Classic Human Anatomy in Motion

Classic Human Anatomy in Motion: The Artist's Guide to the Dynamics of Figure Drawing - Valerie L. Winslow

[I received a copy of this book through NetGalley, in exchange for an honest review.]

This book took me more than a month to finish, not because it was boring, though: because there's so much to get out of it, and a couple of sittings just isn't enough. Incidentally, it is definitely worth having a paper copy, as a PDF is not the most convenient format to use it to its full extent.

The author goes methodically through anatomical fundamentals, along with plenty of illustrations to show how bones, muscle and sinews "translate" into once put on paper. While this can be read from front cover to back, I think it's not the best way to approach this book, and it will probably be much more interesting to start with a specific chapter, learn from it, and/or observe first the drawings and then read the anatomical "lessons" related to them. I had quite a lot of fun observing myself, trying to make a note on every detail (where a bone is apparent, etc.) and then compare with the written information ("so that's why there's this little justting parth ere: it's [bone X]").

Another interesting element is how some of the illustrations likens the body to objects (for instance, the condyles of the femur to a pair of casters): it provides another kind of reference, especially useful for people with a visual mind and who are more likely to learn from visual cues in general, as they can recall such references in order to draw those very parts later. Additional tidbits are provided, among which the reasons why this or that body part was named in such a way, something that in itself I always find good to know.
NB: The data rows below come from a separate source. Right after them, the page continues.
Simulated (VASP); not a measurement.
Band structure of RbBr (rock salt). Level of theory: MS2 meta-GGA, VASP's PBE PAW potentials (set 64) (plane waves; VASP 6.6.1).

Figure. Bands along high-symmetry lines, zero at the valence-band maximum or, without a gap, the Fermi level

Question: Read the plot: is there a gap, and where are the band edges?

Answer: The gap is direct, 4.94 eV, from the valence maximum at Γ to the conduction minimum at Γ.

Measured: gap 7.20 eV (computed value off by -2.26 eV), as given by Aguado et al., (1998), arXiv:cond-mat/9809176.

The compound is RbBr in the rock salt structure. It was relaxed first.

Last but not least, it one needs to understand processes to learn better, then this book goes exactly into that: if you understand how limbs are articulated, how muscles are tied to bones and then work together, how the vertebrae allow the spine to bend... then after a while, you can draw pretty much any position. And this, to me, is something I neglected for far to long, and wish I had realised sooner: to base one's drawings on realistic information and then only find one's style, instead of doing the contrary and learning from bases that aren't necessarily strong enough.

In other words, I recommend this book to anyone who wants to learn seriously about how to draw the human body and be able to draw it later without using (many) models and references.